Why you shouldn't read this book: You are a cryptofascist, or you work for the CIA, or you have a financial interest in the alcohol industry, or you really fell for that lazy D.A.R.E. information someone spewed into your head in the '80s or '90s. 


Wednesday, June 10, 2020

Venus Plus X

Written by: Theodore Sturgeon

First line: "Charlie Johns," urgently cried Charlie Johns: "Charlie Johns, Charlie Johns!" for that was the absolute necessity—to know who Charlie Johns was, not to let go of that for a second, for anything, ever.

Why you should read this book: Charlie Johns, an average, twentieth century man,  wakes up to find he has been inexplicably summoned to a seemingly utopian, technologically advanced future where gender doesn't exist and all people therefore live in perfect harmony. The Ledom, presumptive inheritors of an Earth destroyed by careless homo sapiens, want Charlie to know them, their culture and customs, and to offer up his honest opinion of their civilization, so that they may better know themselves. With wide-eyed wonder tinged with a yearning for home, Charlie agrees to a complete tour of paradise, down to its greatest secrets, while a parallel story interspersed with Charlie's journey offers up a picture of flawed egalitarianism in a modern (1960) nuclear family.

Why you shouldn't read this book: While Sturgeon was, in so many ways, ahead of his time, he was also, like the rest of us, a product of his time; I'd like to believe that our understanding of sex, sexuality, and gender has advanced substantially in the last 60 years.


Tuesday, January 28, 2020

Grandmother Fish: A Child's First Book of Evolution

Written by: Jonathan Tweet and Karen Lewish

First line: This is our Grandmother Fish. She lived a long long, long, long, long time ago.
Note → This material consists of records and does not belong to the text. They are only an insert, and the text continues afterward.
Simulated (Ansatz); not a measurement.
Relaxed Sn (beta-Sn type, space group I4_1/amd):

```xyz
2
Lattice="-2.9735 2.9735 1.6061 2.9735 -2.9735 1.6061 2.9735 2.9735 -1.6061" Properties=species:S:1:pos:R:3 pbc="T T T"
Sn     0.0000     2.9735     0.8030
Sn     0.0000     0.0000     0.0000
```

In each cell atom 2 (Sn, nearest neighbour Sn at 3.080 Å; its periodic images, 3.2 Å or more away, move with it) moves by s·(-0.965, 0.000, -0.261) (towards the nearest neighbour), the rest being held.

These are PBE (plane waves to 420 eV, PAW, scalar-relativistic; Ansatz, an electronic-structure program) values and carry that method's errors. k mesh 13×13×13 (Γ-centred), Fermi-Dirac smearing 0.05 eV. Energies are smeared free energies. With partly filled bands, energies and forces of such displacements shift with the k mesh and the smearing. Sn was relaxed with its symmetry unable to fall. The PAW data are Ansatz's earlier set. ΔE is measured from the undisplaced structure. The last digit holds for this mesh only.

Why you should read this book: A joyful and accessible explanation of evolution directed to the youngest readers, this book begins with a fish (not because life begin with a fish, but because children can comprehend the concept of "fish" better than they can "single celled organisms"), points out her evolutionary advantages (she can wiggle, swim fast, and chomp things), and then discusses some of the evolutionary branches that descended from this proto fish. The book goes on to draw a line from fish to reptiles, reptiles to mammals, mammals to apes, and apes to humans, using the type of poetic repetition and variations that draws children into stories. The supplementary material includes a partial family tree of all life on earth, and many notes for adult humans seeking to further illuminate these concepts for young humans. All around a wonderful reference for little kids just beginning to explore their world, science, and what it means to be alive.

Why you shouldn't read this book: You know who you are and you can get the hell off my book blog. We believe in science around here.


Thursday, October 27, 2016

Galapagos

Written by: Kurt Vonnegut

First line: The thing was: One million years ago, back in 1986 A.D., Guayaquil was the chief seaport of the little South American democracy of Ecuador, whose capital was Quito, high in the Andes Mountain.

Why you should read this book: Pure Vonnegut: a ghostly narrator points out the fatal flaws of the human race as it exists today and explains how civilization as we know it ends, along with the details of natural selection that helped out species evolve to be happier and better suited to our environment. A cast of ultimately human characters and mistakes skip along from disaster to disaster, and finally to salvation. Expect cynicism.

Why you shouldn't read this book: You don't understand cynicism.